Cosco Shipping Ports expects limited impact from Iran conflict

Cosco Shipping Ports, a unit of state-owned Cosco Shipping, reported a 1.1 per cent rise in net profit for 2025. Executives expect limited overall impact from recent military conflicts involving the US, Israel and Iran. The firm will closely monitor Middle East developments and explore alternatives.

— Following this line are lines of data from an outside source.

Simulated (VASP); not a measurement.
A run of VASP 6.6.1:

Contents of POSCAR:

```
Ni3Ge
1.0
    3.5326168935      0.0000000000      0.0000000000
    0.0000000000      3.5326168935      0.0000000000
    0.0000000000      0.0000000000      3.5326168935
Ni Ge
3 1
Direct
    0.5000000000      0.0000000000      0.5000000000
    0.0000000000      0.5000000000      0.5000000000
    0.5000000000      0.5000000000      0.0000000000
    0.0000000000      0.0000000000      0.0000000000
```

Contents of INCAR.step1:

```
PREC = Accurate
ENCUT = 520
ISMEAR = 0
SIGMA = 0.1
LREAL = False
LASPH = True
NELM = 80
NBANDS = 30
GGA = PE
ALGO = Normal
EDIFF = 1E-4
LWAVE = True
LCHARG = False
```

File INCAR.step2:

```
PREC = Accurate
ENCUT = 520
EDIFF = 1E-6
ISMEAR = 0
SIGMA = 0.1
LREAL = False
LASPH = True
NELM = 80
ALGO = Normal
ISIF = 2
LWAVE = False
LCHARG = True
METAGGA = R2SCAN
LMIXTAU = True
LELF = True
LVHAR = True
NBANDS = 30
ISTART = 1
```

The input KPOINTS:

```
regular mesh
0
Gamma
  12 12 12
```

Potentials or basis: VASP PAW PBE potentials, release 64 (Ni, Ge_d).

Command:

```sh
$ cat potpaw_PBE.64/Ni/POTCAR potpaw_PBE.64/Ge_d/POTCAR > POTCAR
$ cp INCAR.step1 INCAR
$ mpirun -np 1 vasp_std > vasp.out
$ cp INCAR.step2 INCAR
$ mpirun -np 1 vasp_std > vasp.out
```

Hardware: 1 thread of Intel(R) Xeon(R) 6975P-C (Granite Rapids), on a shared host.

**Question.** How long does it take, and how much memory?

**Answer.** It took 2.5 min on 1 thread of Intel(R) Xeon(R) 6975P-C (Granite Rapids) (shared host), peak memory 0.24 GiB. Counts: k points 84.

Cosco Shipping Ports, a unit of state-owned giant Cosco Shipping, reported modest earnings growth for 2025 amid rising geopolitical risks to global trade. Net profit rose 1.1 per cent to US$312.1 million, with revenue up 11 per cent to US$1.67 billion. Total container throughput climbed 6.2 per cent to 153 million twenty-foot equivalent units (TEUs). Overseas terminals posted stronger growth at 11.5 per cent, compared to 4.6 per cent in mainland China, which accounted for about 75 per cent of total volume. The Hong Kong-listed port operator said it would “closely monitor” Middle East developments and take necessary measures for stable operations. Chairman Zhu Tao stated: “Recently, military conflicts involving the US, Israel and Iran have affected the Gulf region, including the Strait of Hormuz. In the short term, the Middle East situation will have some impact on the throughput of our Abu Dhabi terminal, but the overall impact on the group’s network and total business volume is expected to be limited.” The company has contingency plans and will explore alternative routes, including ports in the Gulf of Oman, to manage trade flows.